As I walk up the mountain, I keep beating myself up about the icebreaker. I’m doing something I’ve never imagined I could do — climbing a mountain — and all I can think about is the fact that when it was my turn to say what my goal was as my fellow climbers and I got to know each other last night, I couldn’t answer. I’m climbing a mountain yet I was so afraid of failure, I couldn’t answer the ice breaker question.
The more I think about it, the faster I walk, taking my anger out on the rocks beneath my feet. I try to remember how I came to be climbing this mountain.
Stopping by the Right Way Foundation a couple weeks earlier, I heard about the opportunity of a lifetime. Fostering Media Connections’ (FMC) annual Foster Youth Questival gives youth and adult supporters the chance to climb Mt. Shasta to advocate for improving the foster care system. I accepted without hesitation and soon found myself on the 10-hour drive from Los Angeles, where I live.
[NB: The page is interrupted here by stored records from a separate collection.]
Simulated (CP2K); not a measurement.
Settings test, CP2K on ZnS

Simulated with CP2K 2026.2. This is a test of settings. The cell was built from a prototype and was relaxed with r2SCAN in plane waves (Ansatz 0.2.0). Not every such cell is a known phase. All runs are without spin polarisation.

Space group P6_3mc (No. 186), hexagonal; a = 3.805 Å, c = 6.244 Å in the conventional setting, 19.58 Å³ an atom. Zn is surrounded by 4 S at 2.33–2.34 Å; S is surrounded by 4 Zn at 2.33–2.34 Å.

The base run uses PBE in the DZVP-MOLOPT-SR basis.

Now, on the first stretch of our journey toward the summit, we hike for two hours and reach the first campsite. My friend Latrice and I find a chess board in the lodge near our tent site so we stay up playing for hours. By the time we realize what time it is, the stars have brightly taken over the skies like an amazing night sky night light! We both just stand amazed at the wonderful sight, intrigued by its beauty. We try to snatch a selfie but the sky is too well-lit to be captured.
The next morning we set out for Lake Helen, about five hours away. We head out strong, pushing and motivating each other not to give up! Before we’ve gone far, I make a wrong step and a rock comes flying up at my shin! Maybe it was the adrenaline or my mind moving in slow motion, but for a few moments everything is frozen and I have time to avoid it. Yet for some reason I don’t, and before I know it the huge rock breaks on my shin.
With adrenaline rushing, I don’t feel anything so I keep walking. Soon I am about 20 minutes further, not realizing how far ahead of my group I am. Latrice reaches me and gives me a look that says she can tell something’s wrong so I go faster like everything’s fine. But the pain becomes unbearable. I fall to the ground as the group catches up. Kevin, our group leader, comes over to check out my leg.
He says we are about 2,000 feet from 50-50, the first place we are aiming to get to today, and another 1,500 feet from Lake Helen so he suggests we turn back in case my injury is serious. I sit with tears in my eyes thinking back to my childhood and remember that I have always been a failure to everyone around me. I was tortured everywhere I went — school, the park, even home. Kevin continues to strongly suggest we head down, and I just sit there with tears in my eyes and calmly tell him I refuse to fail again.
So, we wrap my leg and I push as hard as I can to 50-50, which takes us about an hour and a half. When we reach 50-50 my leg is throbbing so much that the pain reaches through my entire body. Kevin looks at me with concern, and I assure him I can make it to Lake Helen. Everyone is motivating me to keep going, but the snow is all slushy and I’m slipping and falling with nearly every step, feeling the pain more with each push!
After two hours, I finally reach Lake Helen, my body screaming in agony. I see someone out of breath sitting in the snow. It’s Latrice. Despite my pain I rush to her, telling her to give me her bag so we can finish this part together! She says, “But your leg — you should be resting it. You shouldn’t be out here taking care of me!” I look in her eyes and say, “What’s family for?”
For a second I can see a tear come to her eyes as she gives me her bag. I use the last of my strength to make it to camp with both of our packs.
The next morning Latrice and I start down the mountain, sliding in the snow and helping each other through the cold and pain. After an hour of slipping and falling we finally reach 50-50 again, where we take a two-minute break and keep moving to the steep trail that leads to the last base camp.
We reach it and refill our bottles with amazingly cold water and relax for a second. We agree to keep pushing through the last two miles leading to the truck to take us back to the cabin. We push hard and fast and make it to the end to find Elizabeth from FMC waiting for us! She told us she would be there, and she was!
Elizabeth greets us with food and first aid for my leg. We explain our journey to her on the way back to the cabin, and for the first time in my life I hear not one but two people tell me, “I’m proud of you!”
Hearing those words from Latrice and Elizabeth warms my heart, and for the first time in my life I am proud of myself!